Follow-up post: Looking around my city, I think we have these bikes too, although they haven’t become near-refuse as pictured in the videos. At least not in the parts of the city I frequent. The program may not have been going on as long here.
The bikes I mentioned earlier are provided by the city government.
Amsterdam has an enormous number of bikes, but not the 9 million that Katie Melua claims (though there might be 9 million bicycles in the Randstad, the megalopolis that Amsterdam is part of), and it has some spectacular bike parking facilities, but it doesn’t have free public bikes, exactly because nobody would return them.
Most famously, in the 1960s there was a proposal for het “Witte Fietsenplan” (Witte fietsenplan — Hart Amsterdammuseum). Rental bikes do exist of course, and there have been plenty of proposals for public bike systems with some sort of deposit, but I don’t know if those every got anywhere. I never see them anywhere.
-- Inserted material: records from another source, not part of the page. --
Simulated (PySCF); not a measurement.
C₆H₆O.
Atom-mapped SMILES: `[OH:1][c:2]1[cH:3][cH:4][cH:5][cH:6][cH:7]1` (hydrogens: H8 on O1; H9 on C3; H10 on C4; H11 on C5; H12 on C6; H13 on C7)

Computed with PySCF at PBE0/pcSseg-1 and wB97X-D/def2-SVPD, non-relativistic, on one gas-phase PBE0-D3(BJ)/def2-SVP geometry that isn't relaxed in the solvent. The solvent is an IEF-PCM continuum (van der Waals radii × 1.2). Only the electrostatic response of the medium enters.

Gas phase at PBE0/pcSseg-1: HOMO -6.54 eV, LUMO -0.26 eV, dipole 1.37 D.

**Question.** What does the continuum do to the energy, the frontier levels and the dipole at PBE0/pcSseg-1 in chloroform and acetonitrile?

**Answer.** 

I can think of two possibilities. One is that the city authorities have come to think of the bikes as litter and would prefer to just keep them locked up in one area rather than pollute the streets again. The other possibility is that the bikes are in service, but the companies managing the bikes have no incentive to distribute them around the city again, and the potential riders don’t bother getting them out of the (possibly remote) corral. After all, according to the article, there are still a lot of bikes out there.